Organizers who announced the effort Tuesday hope to spur action by the Republican-led Legislature, whose leaders have cited religious freedom concerns in resisting similar legislation, or put the issue on the November ballot for voters to decide.
Petition language submitted to state election officials would expand the definition of “sex” in the Michigan Elliott-Larsen Civil Rights Act of 1976 to include “sexual orientation” and “gender identity or expression,” guaranteeing safeguards in housing, public accommodation and employment.
It’s an idea first proposed in 1983, and one supporters say has grown increasingly popular with the public following nationwide legalization of same-sex marriage in 2015.
“We just want to be judged on the job we do -- now who we are or who we love -- and we want to be treated equally in the eyes of government,” said Trevor Thomas, a co-chair of the new Fair and Equal Michigan ballot committee and board chair for Equality Michigan Action.
Current Michigan law prohibits discrimination on the basis of religion, race, color, national origin, age, sex, height, weight, familial status or marital status.
The initiative would expand and codify a 2018 interpretation from the Michigan Civil Rights Commission, which held that bias against gay and transgender residents is already illegal under a prohibition on “sex” discrimination.
If enacted, Michigan would join 21 other states with laws that explicitly prohibit discrimination based on sexual orientation and gender identity, according to the non-profit Movement Advancement Project.
Organizers will need to collect at least 340,047 valid voter signatures within 180 days to qualify for the 2020 ballot. But they’ll ask the Board of State Canvassers to approve the form of their petition before beginning circulation. That means they’ll likely start later this month in the heart of winter, which will likely complicate outdoor signature gathering efforts.
State lawmakers will still have “a chance to lead,” Thomas told Bridge Magazine in a phone interview.
If his group obtains enough signatures to initiate the legislation, lawmakers would have 40 days to adopt it or allow it to go to the ballot. That “keeps the power in their hands to do the right thing,” he said.
As of October, the Michigan Department of Civil Rights had opened 44 investigations into LGBT discrimination complaints since 2018. Fourteen had been resolved, including nine dismissed for insufficient evidence, two that resulted in a settlement agreement and others that were withdrawn or adjusted.
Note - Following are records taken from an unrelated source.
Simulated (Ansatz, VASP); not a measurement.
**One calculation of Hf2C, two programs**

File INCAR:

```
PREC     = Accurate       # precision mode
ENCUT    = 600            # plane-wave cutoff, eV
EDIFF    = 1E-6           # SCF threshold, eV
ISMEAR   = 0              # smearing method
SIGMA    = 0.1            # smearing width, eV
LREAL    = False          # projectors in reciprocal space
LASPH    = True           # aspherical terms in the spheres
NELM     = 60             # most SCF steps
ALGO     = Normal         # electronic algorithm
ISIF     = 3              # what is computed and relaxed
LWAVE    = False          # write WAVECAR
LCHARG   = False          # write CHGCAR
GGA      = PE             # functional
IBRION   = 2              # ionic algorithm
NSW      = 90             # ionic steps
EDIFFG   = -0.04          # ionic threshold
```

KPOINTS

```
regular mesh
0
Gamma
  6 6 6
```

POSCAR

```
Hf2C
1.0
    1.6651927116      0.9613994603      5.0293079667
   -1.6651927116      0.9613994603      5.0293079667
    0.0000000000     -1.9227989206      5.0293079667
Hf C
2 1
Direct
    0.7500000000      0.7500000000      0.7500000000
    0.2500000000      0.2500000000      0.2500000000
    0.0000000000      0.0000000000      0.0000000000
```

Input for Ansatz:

While business groups have pushed similar anti-discrimination proposals since at least 2014, GOP leaders in the state Legislature have not acted on their calls. The new initiative represents the most aggressive effort of its kind in the state.
Business leaders backing the petition drive include DTE Energy President and CEO Jerry Norcia, Consumers Energy President and CEO Patti Poppe, Herman Miller President and CEO Andi Owen, Whirlpool Corp. Vice President Jeff Noel and Dow Inc. CEO Jim Fitterling.
“Advancing the fair treatment of all people - regardless of their race, religion, disability, ethnicity, age, gender, sexual orientation, or gender identity - is a key component of retaining and growing a world-class, talented workforce,” Poppe said in a statement.
“To stay competitive in today's economy, we need to be bold in our efforts to make our communities more welcoming to all. And efforts to expand Elliott-Larsen is also the right thing to do for our companies, our customers and Michigan.”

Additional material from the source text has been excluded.